Bhicam Employees Under Pressure -
    Foreign managers at the Chinese conglomerate Hutchison Whampoa's Freeport Container Port (FCP) are continuing in their attempt to put the Bahamian engineering firm Motherwell Bridge Bhicam out of business.  Friday's Freeport News carried a full page advertisement seeking applicants for the jobs of forty Bahamians now employed by the Bahamian engineering firm.  The ad is thought to be a pre-cursor to bringing in foreign workers to fill the posts.  The forty Bahamians are outraged and have threatened to walk of the job in protest at their treatment.
     The story, reported on this site, but seemingly ignored by Bahamian policy makers, is that Whampoa's FCP is threatening to put Bhicam out of business by internalizing functions which Bhicam has successfully performed at FCP for years.  In addition, Whampoa's FCP, proposes to hire (or not) Bhicam's existing 40 Bahamian employees on its own terms after putting the Bahamian company out of business.
     In the absence of support from the FNM Government, the Bahamian company has contemplated legal action as a last resort.  Meanwhile, embattled employees tell News From Grand Bahama that Whampoa's FCP Engineering Manager Maurizio D'Orfeo "without the knowledge or consent of Bhicam Management, met with us (Bhicam employees) to lure and threaten us away from our jobs."  A senior businessman in Grand Bahama told News From Grand Bahama "This is clearly unethical and improper behaviour on the part of the Container Port, in fact, it's disgraceful."
     Three weeks ago, Bhicam employees issued FCP with a list of "questions and concerns" about the move and according to one worker, "They haven't answered us yet."  Sources say that Bahamians now working at Bhicam have been given a week's deadline to apply and conform to the company's terms and conditions or face losing the jobs to foreigners.

Work To Rule in Resorts at Bahamia - More than 700 hotel workers at Resorts at Bahamia, members of the Bahamas Hotel, Catering and Allied Workers Union are now under a 'work-to-rule'.  Reports are that the company has hired a foreign manager, formerly of a Cable Beach property and known to harbour racist attitudes.  Said one union source, "We know this fellow, the whole industry knows that he was asked to leave the country because of his attitude toward Bahamians and now he's here.  How could the Minister of Tourism and the Minister of Immigration allow this to happen.  We just can't believe it."  The work to rule comes amid many outstanding labour issues between Resorts at Bahamia and the Union, particularly in the food and beverage areas.  "In fact," according to the union source, "things have gotten so bad that we can't even deal with certain individuals at Resorts at Bahamia without a go-between.  That's how bad the attitude is."

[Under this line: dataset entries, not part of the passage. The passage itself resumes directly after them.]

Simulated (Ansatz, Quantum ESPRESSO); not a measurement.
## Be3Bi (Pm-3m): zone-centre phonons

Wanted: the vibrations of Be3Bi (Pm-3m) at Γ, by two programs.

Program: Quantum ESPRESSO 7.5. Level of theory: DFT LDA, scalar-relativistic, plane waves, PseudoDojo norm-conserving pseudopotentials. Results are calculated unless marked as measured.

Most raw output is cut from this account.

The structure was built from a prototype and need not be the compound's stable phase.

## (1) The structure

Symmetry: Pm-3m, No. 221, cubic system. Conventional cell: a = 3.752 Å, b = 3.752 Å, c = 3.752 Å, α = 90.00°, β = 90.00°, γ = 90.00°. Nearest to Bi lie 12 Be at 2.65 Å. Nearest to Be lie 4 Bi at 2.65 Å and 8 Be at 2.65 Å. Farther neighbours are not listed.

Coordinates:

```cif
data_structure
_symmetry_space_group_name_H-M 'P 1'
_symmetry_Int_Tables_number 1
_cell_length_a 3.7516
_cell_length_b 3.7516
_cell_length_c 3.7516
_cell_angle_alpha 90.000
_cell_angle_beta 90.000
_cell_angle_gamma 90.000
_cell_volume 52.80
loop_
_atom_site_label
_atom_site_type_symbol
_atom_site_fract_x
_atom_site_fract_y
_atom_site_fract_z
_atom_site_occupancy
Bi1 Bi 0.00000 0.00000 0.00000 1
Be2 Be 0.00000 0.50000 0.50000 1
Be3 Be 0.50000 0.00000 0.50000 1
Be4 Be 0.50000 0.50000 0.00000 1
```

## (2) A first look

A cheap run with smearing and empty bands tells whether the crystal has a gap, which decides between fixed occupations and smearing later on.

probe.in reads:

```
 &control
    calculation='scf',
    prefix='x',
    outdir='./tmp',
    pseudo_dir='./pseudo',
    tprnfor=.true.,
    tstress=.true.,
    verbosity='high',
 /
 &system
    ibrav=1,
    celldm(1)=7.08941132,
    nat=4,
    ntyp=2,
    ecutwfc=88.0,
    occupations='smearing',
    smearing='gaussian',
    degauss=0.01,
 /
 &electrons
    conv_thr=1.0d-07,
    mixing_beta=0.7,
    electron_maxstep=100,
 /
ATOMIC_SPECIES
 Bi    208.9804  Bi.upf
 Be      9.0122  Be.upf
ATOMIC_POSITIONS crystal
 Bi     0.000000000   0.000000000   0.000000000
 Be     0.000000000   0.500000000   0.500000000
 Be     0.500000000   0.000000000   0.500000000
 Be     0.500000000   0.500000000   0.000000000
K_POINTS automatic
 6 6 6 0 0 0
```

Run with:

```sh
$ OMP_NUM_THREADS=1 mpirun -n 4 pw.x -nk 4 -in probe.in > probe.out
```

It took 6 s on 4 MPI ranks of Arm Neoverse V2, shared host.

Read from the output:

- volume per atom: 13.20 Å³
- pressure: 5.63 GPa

Deputy Chief Councillor Writes on Resorts -  The Deputy Chief Councillor of the City of Freeport Council H. Rudy Sawyer has published a letter in the Freeport News accusing Resorts at Bahamia of a lack of respect for local feelings and culture in the construction of a wall intended to provide an entrance to the hotel's property.  The wall obscures the famous 'Torii Gate' an oriental symbol of welcome which has long signified the entrance to the Freeport International Bazaar where many Bahamians have businesses.  We say, good point, my brother, but in this atmosphere, anything goes for the foreign investor and they are investor.

Flat-Footed FNM - FNM poll workers in Grand Bahama at the advance poll on Wednesday for Police and Defence Force personnel were caught flat footed when PLPs showed up in large numbers with 'Vote NO' T-shirts and handout material.  Stunned FNM went looking for something to handout and came back with poster-sized photos of Hubert Ingraham, but caused such a ruckus with people who wanted nothing to do with the photos that the Police were asked to step in.

Friday Night Rallies - Sources who attended an FNM referendum rally in Grand Bahama Friday night say the Prime Minister was so disappointed by the size of the crowd relative to the PLP rally in Eight Mile Rock that he feigned a sore throat to get the audience closer and so that the number would appear greater to the television cameras.  "Come closer my friends so that you may hear..."  When the Prime Minister began personal attacks on PLP leader Perry Christie and former attorney general Paul Adderley, one FNM left the rally, saying "I didn't come to hear this and I won't stand for it."

One More Lawyer's Opinion - Grand Bahama attorney James Thompson, not a political player (that we know anyway) held a forum this week to educate hotel workers on the questions in the referendum.  Mr. Thompson said that the laws may not have the effect the Government is trying to achieve and may in fact have the reverse effect.  The test, he said of of a constitutional amendment is whether it can it be changed either by Government policy or statute law.  These questions do not pass that test.

Standouts In Forum - Former FNM Vice Chair Mike Edwards is to sponsor a forum on the referendum Tuesday 26 February at 7.30pm.  The forum will feature legal standouts Harvey Tynes, Q.C.; Constitutional lawyers Maurice Glinton and Fred Smith and women's advocate and attorney Constance McDonald.  The forum is to be held at the Foster B. Pestaina auditorium, Christ the King Anglican church.

Contretemps at Kristi's - Talmadge Pinder is a longtime FNM and current general of Tennyson Wells.  Mr. Pinder entered Kristi's - a local eatery favoured by politicos - and was asked by Ingraham intimate and sometime Grand Bahama resident Aaron 'Kiki' Knowles jr. whether or not he was still a member of 'our' party.  Talmadge reminded that he had been an FNM since the party's inception and noted that Knowles had come to the FNM with Ingraham and would probably leave the same way... other remarks were, well, better left unsaid.  Just another tibdit from the front lines of politics.

Et Tu Lewis? - Political observers brought FNM Sergeant-at-arms Lewis Missick under fire this week for his performance at the FNM sponsored town meeting at Freeport Anglican High School.  Lewis is said to have abandoned his former mentor Algernon Allen and shamelessly 'sucked-up' to the Prime Minister.  Said a friend, "If his party is wrong, which it is, he should not try and defend wrong...and poor Algernon..."  It is reported that his former mentor wept. Anyone else, but not Lewis....  Just another tibdit from the front lines of politics.